A life changing experience

Submitted by Prometheus 6 on May 31, 2004 - 6:32am.
on War

For Soldiers Back From Iraq, Basic Training in Resuming Life
By MONICA DAVEY

FORT RILEY, Kan. — Lt. Col. Dan McClure struts up and down the auditorium in his camouflage fatigues, every bit the drill sergeant he was for years: tormenting any poor soul whose cellphone dares to ring, anyone with the unfortunate rank of lieutenant, anyone blond.

At other incongruous moments on this morning, the gruff officer turns gentle, sounding oddly like Oprah.

Colonel McClure, now an Army chaplain, is here to warn the hundreds of soldiers before him who had returned five days earlier from Iraq, their uniforms still mildewed from the months away, that whatever they think right now, coming home may not be as easy as it seems. After the first embraces with cameras clicking, the homecoming parties, life may get complicated in unimagined ways.
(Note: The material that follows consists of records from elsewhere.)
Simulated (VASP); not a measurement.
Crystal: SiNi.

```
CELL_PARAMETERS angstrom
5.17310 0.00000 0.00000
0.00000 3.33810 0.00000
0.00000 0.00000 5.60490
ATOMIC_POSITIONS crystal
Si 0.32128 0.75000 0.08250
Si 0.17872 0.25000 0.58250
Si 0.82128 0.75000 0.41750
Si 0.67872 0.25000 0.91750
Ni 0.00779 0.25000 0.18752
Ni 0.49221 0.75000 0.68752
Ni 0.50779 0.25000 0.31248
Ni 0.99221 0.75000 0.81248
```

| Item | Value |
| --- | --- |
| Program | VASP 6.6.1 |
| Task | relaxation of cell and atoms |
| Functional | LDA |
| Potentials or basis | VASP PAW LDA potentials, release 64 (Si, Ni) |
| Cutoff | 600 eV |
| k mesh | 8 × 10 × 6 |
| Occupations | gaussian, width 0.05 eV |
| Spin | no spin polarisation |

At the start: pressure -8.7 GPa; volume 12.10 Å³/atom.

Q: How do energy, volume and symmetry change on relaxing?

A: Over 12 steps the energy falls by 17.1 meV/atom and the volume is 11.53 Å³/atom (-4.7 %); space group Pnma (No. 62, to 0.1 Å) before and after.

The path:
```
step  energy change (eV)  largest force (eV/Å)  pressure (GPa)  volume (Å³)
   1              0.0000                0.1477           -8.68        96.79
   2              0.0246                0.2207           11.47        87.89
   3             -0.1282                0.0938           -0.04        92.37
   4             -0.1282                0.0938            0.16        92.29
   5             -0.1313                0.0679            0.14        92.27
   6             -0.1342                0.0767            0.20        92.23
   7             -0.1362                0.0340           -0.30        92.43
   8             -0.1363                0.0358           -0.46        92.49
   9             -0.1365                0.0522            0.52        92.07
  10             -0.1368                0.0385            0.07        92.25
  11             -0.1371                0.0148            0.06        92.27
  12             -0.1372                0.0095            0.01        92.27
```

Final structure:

You may find yourself driving your tiny Honda too fast down the center of a Kansas highway, the way you did with your Humvee in Iraq, he tells them. You may get claustrophobic at Wal-Mart, or shaky when a car backfires or a bright light flashes. While you crave sex, your wife may crave conversation. And you will surely get "dumb question No. 3" from those who never set a boot in Iraq: Did you shoot anyone over there?

Colonel McClure, who did two combat tours in Vietnam, shares his own crass retort: "I don't know. I never went to look." But as laughter seeps through the rows, he turns sensitive again. Never answer the shooting question, he advises, because it will only prompt another: How did it feel?

"Don't let them get to that follow-up question," he warns the soldiers, now silent. "That one hurts."